As Cheddar celebrates phenomenal women during the month of March, we're taking a second to highlight a few trailblazers who have helped shape the world we live in. These women have had a significant impact on the arts in America.
Maud Stevens Wagner
Born in 1877 in Lyon County, Kansas, Maud Stevens Wagner is widely known as the first woman tattoo artist in the U.S. Wagner joined several traveling circuses and met her husband, Gus Wagner along the ride.
After being enamored by his full-body tattoos, she convinced Gus to teach her how to set ink to skin. She eventually became a master at the hand poke technique and was said to be one of the last known American tattoo artists to continue the art without a tattoo gun.
Together, the Wagners are credited with bringing tattooing to middle America from its origins on the urban coasts.
Zitkala-Ša
Zitkala-Ša was born in 1876, a member of the Yankton Dakota Sioux tribe. After being forcibly taken from the Yankton reservation in South Dakota to be taught in American schools, she learned white America had essentially no real knowledge about indigenous people and she set out to set the record straight.
She began writing personal stories and collected stories from other tribes, sending them to the nation’s most prominent magazines. As an author, Zitkala-Ša's first book fought against Native American stereotypes. Her commitment to telling Native stories continued when she co-authored the first American Indian opera, the Sun Dance Opera.

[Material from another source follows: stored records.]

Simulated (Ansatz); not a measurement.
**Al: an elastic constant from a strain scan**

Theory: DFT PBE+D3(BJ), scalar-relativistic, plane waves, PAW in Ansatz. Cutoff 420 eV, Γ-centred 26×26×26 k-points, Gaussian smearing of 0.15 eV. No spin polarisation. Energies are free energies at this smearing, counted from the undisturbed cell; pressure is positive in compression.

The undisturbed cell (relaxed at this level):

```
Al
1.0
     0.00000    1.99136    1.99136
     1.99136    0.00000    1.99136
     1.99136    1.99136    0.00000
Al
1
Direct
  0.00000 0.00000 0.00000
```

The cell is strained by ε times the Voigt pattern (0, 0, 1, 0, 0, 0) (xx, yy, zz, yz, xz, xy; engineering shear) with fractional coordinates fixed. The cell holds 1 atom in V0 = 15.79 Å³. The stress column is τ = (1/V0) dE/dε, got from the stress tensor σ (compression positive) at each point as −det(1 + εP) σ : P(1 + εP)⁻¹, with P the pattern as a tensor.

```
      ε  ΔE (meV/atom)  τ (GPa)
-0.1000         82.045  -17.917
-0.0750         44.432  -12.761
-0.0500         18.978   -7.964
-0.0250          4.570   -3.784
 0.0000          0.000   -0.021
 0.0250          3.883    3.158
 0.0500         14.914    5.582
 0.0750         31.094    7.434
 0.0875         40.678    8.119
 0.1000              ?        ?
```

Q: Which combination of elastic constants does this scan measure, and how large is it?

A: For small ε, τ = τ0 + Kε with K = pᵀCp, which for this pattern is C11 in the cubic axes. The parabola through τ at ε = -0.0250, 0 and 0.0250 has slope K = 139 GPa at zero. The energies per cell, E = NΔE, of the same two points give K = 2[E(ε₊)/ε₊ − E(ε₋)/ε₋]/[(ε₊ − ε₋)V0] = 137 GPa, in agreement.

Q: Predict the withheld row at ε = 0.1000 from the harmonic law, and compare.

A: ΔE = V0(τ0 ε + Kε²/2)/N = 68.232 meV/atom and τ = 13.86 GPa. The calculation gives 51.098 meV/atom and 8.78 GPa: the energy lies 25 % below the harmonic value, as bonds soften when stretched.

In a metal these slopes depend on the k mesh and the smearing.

In 1926, Zitkala-Ša and her husband founded the National Council of American Indians, which she ran until her death in 1938.
Augusta Savage
A key figure in the Harlem Renaissance, Augusta Savage got her early start in the arts after realizing the soil in her hometown of Green Cove Springs, Florida, was full of red clay. Savage began sculpting toys for her sibling, catapulting her into local success.
A teacher paid Savage to teach her classmates how to sculpt, and she would eventually enter the West Palm Beach fair. There she secured a $25 prize for her sculptures and then it was off to New York to study the arts.
Savage also spent time studying in France before returning to Harlem where she continued her career as a renowned sculptor.
Pura Belpré
The Puerto Rican-born writer took an interest in the written word after relocating to New York City in 1920. After leaving a job in the garment industry for a position in a Harlem library — the first Puerto Rican hired by the New York City public library — Belpré’s love for books and storytelling became even more clear.
Belpré's bilingual skills made inroads into the growing Puerto Rican population in New York on behalf of the library system, and she would go on to author Pérez and Martina in 1932, one of the first English-language books by a Puerto Rican author written in English. She would earn further renown for collecting the first-ever English-language anthology of Puerto Rican folktales.
Anna May Wong
Anna May Wong was the first Chinese-American actress to be cast in American films, but as the first, she was often typecast in supporting roles that depicted Asian women as either passive or sexually aggressive. Furthermore, due to laws against interracial marriage and intimacy at the time, she would never be the romantic lead, being unable to kiss a white co-star on-screen. She took a stand and demanded more out of her career.
Wong would eventually leave for Europe to seek better roles and she became an international star. Eventually, she would become the first Asian American woman lead actress in a U.S. television series when she starred in The Gallery of Madame Liu-Tsong and received one of the inaugural stars on the Hollywood Walk of Fame in 1960.